When he first started out, Williams played in regional bands but also performed as a solo artist, “me sitting on a stool playing covers, like a happy hour situation,” he says. “I’d get dinner and maybe tips. There were bands in high school and in college. But it turned out I could get the same money playing solo that I was getting with the band. Around that time I was also doing temporary jobs and I was making the same amount playing music as I was scraping mortar out of the cracks of cinder block walls for eight hours in the summertime at minimum wage. So it seemed like the obvious choice was to play music. I started to work and over the years I incorporated more technology. The looping thing started to happen and tickets were sold and people came to shows, so there wasn’t any reason to fix something that wasn’t broken.”

What Williams calls “the looping thing” is actually a big part of what has made him such a compelling live performer. “Basically, I have these machines that are essentially delay units,” he explains. “What I do is step on a button and sing or play something. Then I step on the same button in time and it repeats what I just played or sang. Once that initial loop is created, I can layer on a bass line or a drum line and then have this layer that I just created in front of an audience that I could sing over and solo over. Nothing is pre-recorded. Everything is created onstage in front of the audience.”

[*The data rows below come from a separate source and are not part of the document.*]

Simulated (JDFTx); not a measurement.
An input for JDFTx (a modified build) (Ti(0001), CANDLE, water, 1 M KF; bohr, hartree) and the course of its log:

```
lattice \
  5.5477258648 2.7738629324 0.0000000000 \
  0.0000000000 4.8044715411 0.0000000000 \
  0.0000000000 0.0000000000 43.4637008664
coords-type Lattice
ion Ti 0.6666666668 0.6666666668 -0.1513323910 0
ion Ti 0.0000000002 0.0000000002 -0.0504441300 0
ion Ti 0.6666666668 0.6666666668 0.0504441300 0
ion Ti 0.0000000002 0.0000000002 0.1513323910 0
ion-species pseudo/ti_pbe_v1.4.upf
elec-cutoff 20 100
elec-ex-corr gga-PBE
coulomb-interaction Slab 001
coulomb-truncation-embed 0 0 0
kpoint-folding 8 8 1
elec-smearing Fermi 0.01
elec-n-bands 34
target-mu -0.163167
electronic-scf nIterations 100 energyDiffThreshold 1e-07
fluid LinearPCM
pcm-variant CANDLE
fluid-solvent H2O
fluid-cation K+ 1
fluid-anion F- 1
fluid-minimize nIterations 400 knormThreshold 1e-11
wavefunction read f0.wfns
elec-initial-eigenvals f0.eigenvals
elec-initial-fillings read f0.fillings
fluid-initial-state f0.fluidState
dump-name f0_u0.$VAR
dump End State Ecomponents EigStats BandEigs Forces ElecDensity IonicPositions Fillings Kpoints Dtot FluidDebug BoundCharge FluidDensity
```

If it sounds complicated, it is: but the basic thrust is that the technology has allowed Williams to go out on tour week after week, year after year, and play music by himself—without limiting his sound to what we most often associate with the solo singer-songwriter: a guy strumming a guitar and singing. With his arsenal of tech toys, Williams can expand his reach onstage by, in essence, jamming with himself.

As years have gone by and Keller has continued to evolve he has created more and more unique projects and collaborations with fellow musicians. In 2007 Keller formed a band of his own, Keller Williams with Moseley, Droll and Sipe which featured Keller on rhythm guitar and vocals, Jeff Sipe on drums, Keith Moseley on bass and Gibb Droll on lead guitar. After touring throughout 2007 – 2008, they subsequently released a double live record with a companion DVD, in true Keller Williams fashion, it’s called Live.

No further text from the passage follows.